EU Market: Spec selling forces technical retracement as EUAs shed 2% in late slide

Published 21:59 on April 27, 2015  /  Last updated at 12:57 on April 25, 2016  /  EMEA, EU ETS

Speculative selling weighed on European carbon prices late in Monday’s session, pushing the front-year futures to settle almost 2% below Friday’s levels.

Speculative selling weighed on European carbon prices late in Monday’s session, pushing the front-year futures to settle almost 2% below Friday’s levels.

The Dec-15 contract on ICE Futures Europe ended the day at its intraday low of €7.16 – 16 cents below last week’s end – but Monday’s settlement was pegged slightly higher at €7.19.

Prices had oscillated between €7.30 and €7.40 for most of the day before falling in the final hour of trade. Volume was moderate at around 13 million units.

“It was looking a bit overbought, so we saw a technical retracement,” one trader said, adding that some stop-losses were triggered around €7.25.

The front-year EUA futures’ RSI and MACD indicators were both at two-month highs to start the week, suggesting the contract was due some downside in the absence of bullish news.

Monday’s EU auction also failed to provide any upwards momentum. However, despite attracting the fewest bids in an EU auction so far this year, the sale cleared one cent above market at €7.33.

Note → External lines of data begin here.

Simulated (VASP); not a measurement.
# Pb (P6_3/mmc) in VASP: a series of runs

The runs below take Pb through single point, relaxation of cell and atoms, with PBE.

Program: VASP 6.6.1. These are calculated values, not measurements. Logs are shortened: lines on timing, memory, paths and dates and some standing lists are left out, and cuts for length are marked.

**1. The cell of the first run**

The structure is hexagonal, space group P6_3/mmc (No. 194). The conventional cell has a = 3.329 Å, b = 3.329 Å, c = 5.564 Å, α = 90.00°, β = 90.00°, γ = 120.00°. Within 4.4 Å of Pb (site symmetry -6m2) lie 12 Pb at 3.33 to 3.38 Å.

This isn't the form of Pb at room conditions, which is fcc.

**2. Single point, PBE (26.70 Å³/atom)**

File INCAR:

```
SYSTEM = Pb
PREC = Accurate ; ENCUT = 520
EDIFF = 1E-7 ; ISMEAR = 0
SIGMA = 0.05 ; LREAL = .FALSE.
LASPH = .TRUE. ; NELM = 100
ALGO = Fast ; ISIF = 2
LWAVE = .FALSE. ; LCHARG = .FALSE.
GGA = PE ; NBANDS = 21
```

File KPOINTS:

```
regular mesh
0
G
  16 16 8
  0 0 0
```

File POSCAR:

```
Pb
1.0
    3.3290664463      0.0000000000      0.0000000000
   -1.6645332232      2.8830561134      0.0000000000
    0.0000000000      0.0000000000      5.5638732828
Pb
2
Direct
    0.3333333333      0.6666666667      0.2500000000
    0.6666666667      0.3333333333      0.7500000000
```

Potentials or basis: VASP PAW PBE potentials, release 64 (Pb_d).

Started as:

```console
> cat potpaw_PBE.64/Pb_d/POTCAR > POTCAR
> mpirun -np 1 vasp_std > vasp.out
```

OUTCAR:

Traders said interest was lower possibly due to holidays in a handful of EU countries.

The market is now focussing on Wednesday’s Coreper meeting, and whether the EU Council will shift its stance on the MSR’s start date.

Last month EU nations had agreed a common position to back a 2021 start, but sources last week said Latvia had circulated a new proposal suggesting a 2019 start date.

“Any compromise confirming this would be a clear bullish signal,” analysts at Thomson Reuters Point Carbon wrote in a note.

“While we still think it unlikely the entire Council will agree to soften its stance on the start date, if that emerges from the Wednesday meeting then we expect another bullish reaction from the market,” added analysts at Energy Aspects.

Western European governments favour an earlier date while a group of mainly eastern nations led by Poland have formed a blocking minority against any MSR start before 2021.